Monday, August 07, 2006

Books I've read, Books I'm reading

I finished Douglas Coupland's All Families are Psychotic. It was ok. The first half was a little slow and contrived and very...Coupland-y. The second have was more of an adventure story, and the paced picked up accordingly. In the end I was glad I stuck it out, but not sure I'd recommend it to everyone.

But what I really want to say is you MUST read John Perkins' Confessions of an Economic Hitman. I'm only a chapter or two into it, and already my brain is blown. I'm experiencing simultaneous shock and awe at every sentence. I'll throw up an excerpt about what an Economic Hitman does:
Claudine told me that there were two primary objectives of my work. [All regarding going into an undeveloped nation to do this] First, I was to justify huge international loans that would funnel money back to MAIN and other US companies (such as Bechtel, Halliburton, Stone and Webster, and Brown and Root) through massive engineering and constsruction projects. Second, I would work to bankrupt the countries that received those loans (after they had paid MAIN and the other US contractors of course) so that they would be forever beholden to their creditors, and so they would present easy targets when we needed favors, including military bases, UN votes, or access to oil and other natural resouces.


These companies, Perkins goes on to write, are 100 percent intertwined with the US government. Essentially, the US gets all these undeveloped countries completely dependent on us by fucking with their GNP, so that when we need them to say..I don't know..fight a senseless war in Iraq, they'll be forced to sign on. Its no mistake the "coalition of 200"-odd countries that are "with us" for the War on Terrorism and War on Iraq is comprised mostly of countires we did this to.

Perkins spent his career doing this to Ecuador. The statistics he provides are staggering. For every 100 dollars made in oil there, a mere 3 dollars goes back to the middle (which is now nonexistant) and working class natives of Ecuador. About 70 goes to the US and US companies, the other 27 to rich people on the US' side in Ecuador. The tales of environmental destruction, humanitarian crises, and ridiculous gaps in the distribution of wealth is incredible, and I'm only at page 30.

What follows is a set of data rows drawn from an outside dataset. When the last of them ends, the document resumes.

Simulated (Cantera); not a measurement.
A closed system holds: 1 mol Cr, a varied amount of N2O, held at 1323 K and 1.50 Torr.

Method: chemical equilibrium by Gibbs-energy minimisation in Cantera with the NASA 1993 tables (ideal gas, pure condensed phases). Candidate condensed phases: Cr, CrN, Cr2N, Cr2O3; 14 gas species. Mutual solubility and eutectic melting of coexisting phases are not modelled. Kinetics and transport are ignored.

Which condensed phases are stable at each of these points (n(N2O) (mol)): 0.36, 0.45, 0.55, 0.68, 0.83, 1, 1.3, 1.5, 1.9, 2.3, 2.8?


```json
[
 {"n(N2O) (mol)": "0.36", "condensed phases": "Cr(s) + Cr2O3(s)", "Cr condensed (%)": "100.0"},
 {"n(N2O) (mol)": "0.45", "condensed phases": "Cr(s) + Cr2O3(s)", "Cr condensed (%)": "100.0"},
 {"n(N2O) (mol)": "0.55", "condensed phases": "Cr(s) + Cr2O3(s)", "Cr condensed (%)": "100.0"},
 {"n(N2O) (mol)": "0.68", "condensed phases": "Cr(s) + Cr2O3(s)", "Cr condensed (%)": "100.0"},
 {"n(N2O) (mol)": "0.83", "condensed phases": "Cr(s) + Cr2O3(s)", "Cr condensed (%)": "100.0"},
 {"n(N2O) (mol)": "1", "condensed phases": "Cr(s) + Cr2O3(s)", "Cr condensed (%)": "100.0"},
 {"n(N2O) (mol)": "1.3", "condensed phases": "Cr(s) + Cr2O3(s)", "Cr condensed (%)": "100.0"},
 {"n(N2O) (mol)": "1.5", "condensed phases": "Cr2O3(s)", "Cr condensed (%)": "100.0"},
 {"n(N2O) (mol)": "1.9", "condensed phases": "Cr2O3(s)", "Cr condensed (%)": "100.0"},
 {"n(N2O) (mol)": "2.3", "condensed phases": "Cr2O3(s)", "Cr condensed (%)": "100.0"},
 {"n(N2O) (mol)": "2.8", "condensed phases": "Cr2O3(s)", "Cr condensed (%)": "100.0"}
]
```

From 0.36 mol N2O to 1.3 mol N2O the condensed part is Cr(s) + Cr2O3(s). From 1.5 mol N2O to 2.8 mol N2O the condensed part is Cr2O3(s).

And people say none of this happens, none of it is true, its all a conspiracy. I'm not sure I should be allowed to read nonfiction political books anymore, they only make me hate the world even more.

2 Comments:

At 12:22 AM , Anonymous Anonymous said...

Have you read about how Bolivia under pressure from the World Bank agreed with Bechtel to privatize the water system of Cochabamba--a city of 600,000 people, several years ago? The terms of the agreement gave Bechtel rights to the water system including rainwater. In other words, if you put a bucket outside during a storm, the water that collected wasn’t your. Farmers had to buy permits to gather rainwater on their own property! Bechtel only backed down after protests where a 17-year old boy was shot to death.

You should read Jules Archer’s book The Plot to Seize the White House. In 1933 Marine Corps General Smedley Butler (a two-time winner of the Congressional Medal of Honor) was approached by representatives of corporate America to be their front-man for a proposed fascist coup against FDR. In 1934 the House of Representatives’ McCormack-Dickstein Committee reported that “in the last few weeks of the committee's official life it received evidence showing that certain persons had made an attempt to establish a fascist government in this country...there is no question that these attempts were discussed, were planned, and might have been placed in execution when and if the financial backers deemed it expedient.”

In 1935 General Butler said “I spent 33 years and four months in active military service and during that period I spent most of my time as a high class muscle man for Big Business, for Wall Street and the bankers. In short, I was a racketeer, a gangster for capitalism. I helped make Mexico and especially Tampico safe for American oil interests in 1914. I helped make Haiti and Cuba a decent place for the National City Bank boys to collect revenues in. I helped in the raping of half a dozen Central American republics for the benefit of Wall Street. I helped purify Nicaragua for the International Banking House of Brown Brothers in 1902–1912. I brought light to the Dominican Republic for the American sugar interests in 1916. I helped make Honduras right for the American fruit companies in 1903. In China in 1927 I helped see to it that Standard Oil went on its way unmolested.”

 
At 8:35 AM , Blogger bucktown weebie ain't goin' back to jail said...

Thanks for the book recommendation, I only know a tiny bit about Bolivia.